Do not draft Yasiel Puig this year.
Naturally a statement this forceful and broad comes with a few caveats.
If he’s still sitting there in the 12th round, of course you should grab him. If the bidding is at five bucks and it’s gone once and going twice, by all means go to six — but while we’re making things up, go ahead and wait on a shortstop so you can pick up that Jose Reyes kid in the eighth.
Yasiel Puig has been going in the second round and you shouldn’t go anywhere near that nonsense.
People are going to remember the great story of that wild Cuban kid who turned around the Los Angeles Dodgers’ 2013 season with an epic June (seven bombs, .436 average) and a devil-may-care attitude and childlike love of the game.
Those people will drool at the five tools, pop on their Puig Destroyer record, and waaaay overpay for this guy.
We’re smarter than those people. We. Will. Not. Draft. Yasiel. Puig. This. Year.
I’m not going to talk about fast food binges. Or speeding tickets. Or bad attitudes. Or culture shock. Or shoulder inflammation. No, I’m simply going to talk about some of the categories to which Puig will allegedly contribute.
- Puig puts over 50 percent of his batted balls on the ground. It’s going to be hard to hit the ball out of the park when you have a hard enough time putting it in the air. What helped Puig in 2013 was his sky high 21.8% HR/FB ratio last year. Had he qualified for the batting title that would have put him at sixth in the majors, tied with the Miami Marlins’ Giancarlo Stanton. There’s a serious regression due, one that already began last year (18.6% HR/FB in the second half.)
- Puig was only 11-for-19 on the base paths last year — a pretty lousy 58%. How often is he going to get a green light running like that? He actually got worse as the year went on, going 6-for-11 in the second half, and a measly 1-for-2 in the last month of the season.
- Puig posted a .383 BABIP in 2013, which would have put him third in the majors among qualified batters. As if that didn’t scream “lucky” enough, he managed that ungodly BABIP with a 19.1% line drive rate, making him one of two players in the top-20 with a line drive rate under 20% (No. 19 Torii). In fact, you would have to go all the way down to Jean Segura (.326) at No. 38 to find a lower line drive rate, at 18%.

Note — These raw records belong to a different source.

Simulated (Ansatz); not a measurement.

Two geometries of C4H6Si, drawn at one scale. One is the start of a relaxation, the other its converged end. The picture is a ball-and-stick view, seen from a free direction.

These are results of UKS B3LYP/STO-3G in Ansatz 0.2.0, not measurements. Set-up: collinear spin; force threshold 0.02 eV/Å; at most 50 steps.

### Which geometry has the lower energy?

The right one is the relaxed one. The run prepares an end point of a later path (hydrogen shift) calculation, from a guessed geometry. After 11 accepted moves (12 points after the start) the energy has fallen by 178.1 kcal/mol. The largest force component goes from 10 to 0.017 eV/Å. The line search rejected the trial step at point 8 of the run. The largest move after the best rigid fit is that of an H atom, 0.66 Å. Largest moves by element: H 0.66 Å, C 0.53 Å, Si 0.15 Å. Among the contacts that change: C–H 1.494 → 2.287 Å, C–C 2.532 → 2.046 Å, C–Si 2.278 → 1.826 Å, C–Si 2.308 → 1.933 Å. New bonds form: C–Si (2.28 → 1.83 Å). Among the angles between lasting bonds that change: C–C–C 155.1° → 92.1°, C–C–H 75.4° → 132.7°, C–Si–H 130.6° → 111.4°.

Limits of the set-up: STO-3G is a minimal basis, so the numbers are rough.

There’s just too much risk and uncertainty to be making a major investment in Yasiel Puig for the 2014 season. I’m taking a wait and see approach to see if he can strike out less (22.5% last year), be more efficient on the basepaths, and just generally keep up anything resembling his torrid rookie pace for an entire season. I like Puig, just not nearly as much as the next guy.